Bank of Nova Scotia continues to invest in its global banking business, with the launch of an office in Turkey and the purchase of a minority interest in Thailand’s top car loan company as its most recent moves.

Scotiabank is buying a 25% stake in Thanachart Bank for roughly US$203-million.

It’s plans in Istanbul, Turkey, while unlikely to have a significant financial impact in the near-term, according to Blackmont Capital analyst Brad Smith, reflects the confidence Scotiabank has in banking opportunities in Eastern Europe and elsewhere.

The bank’s past international initiatives collectively contribute more than 30% to Scotiabank’s revenues and earnings, Mr. Smith said in a note to clients.

He noted that Turkey’s Gross Domestic Product is 60% the size of Canada’s and the move should open doors for some of the bank’s other units, such as oil and gas specialist Scotia Waterous and precious metals trading group Scotia Mocatta.

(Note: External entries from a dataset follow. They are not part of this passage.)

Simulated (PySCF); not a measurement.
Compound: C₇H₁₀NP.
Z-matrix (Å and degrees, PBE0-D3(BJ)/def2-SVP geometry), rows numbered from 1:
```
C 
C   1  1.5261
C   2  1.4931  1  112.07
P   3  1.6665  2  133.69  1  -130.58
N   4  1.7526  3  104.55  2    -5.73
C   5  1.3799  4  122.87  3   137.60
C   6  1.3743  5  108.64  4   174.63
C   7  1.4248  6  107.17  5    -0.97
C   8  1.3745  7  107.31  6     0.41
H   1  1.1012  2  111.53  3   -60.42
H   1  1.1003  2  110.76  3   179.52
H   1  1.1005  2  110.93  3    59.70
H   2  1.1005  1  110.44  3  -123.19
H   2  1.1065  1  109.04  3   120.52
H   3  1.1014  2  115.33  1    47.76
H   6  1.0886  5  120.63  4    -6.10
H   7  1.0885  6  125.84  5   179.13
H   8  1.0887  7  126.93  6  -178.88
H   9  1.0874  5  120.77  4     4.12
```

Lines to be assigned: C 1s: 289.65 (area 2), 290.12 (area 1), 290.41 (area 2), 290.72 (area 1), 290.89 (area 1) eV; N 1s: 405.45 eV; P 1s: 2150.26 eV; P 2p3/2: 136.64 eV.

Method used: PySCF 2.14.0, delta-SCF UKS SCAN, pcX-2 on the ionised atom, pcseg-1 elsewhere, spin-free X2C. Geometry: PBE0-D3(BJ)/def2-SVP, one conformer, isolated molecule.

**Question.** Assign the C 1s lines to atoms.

Mr. Smith maintained his ‘buy’ recommendation and $61 price target on Bank of Nova Scotia shares, which represents upside of 13.7% from Wednesday’s close of $53.63.

Scotiabank, which operates in 11 countries in the Asia-Pacific and Middle East regions, says it has made seven international acquisitions in the past 18 months.

Last week, the bank signed a cooperation deal with Bank of Dalian Co. Ltd. as it pursues a strategic partnership and minority investment in China’s seventh-largest city commercial bank.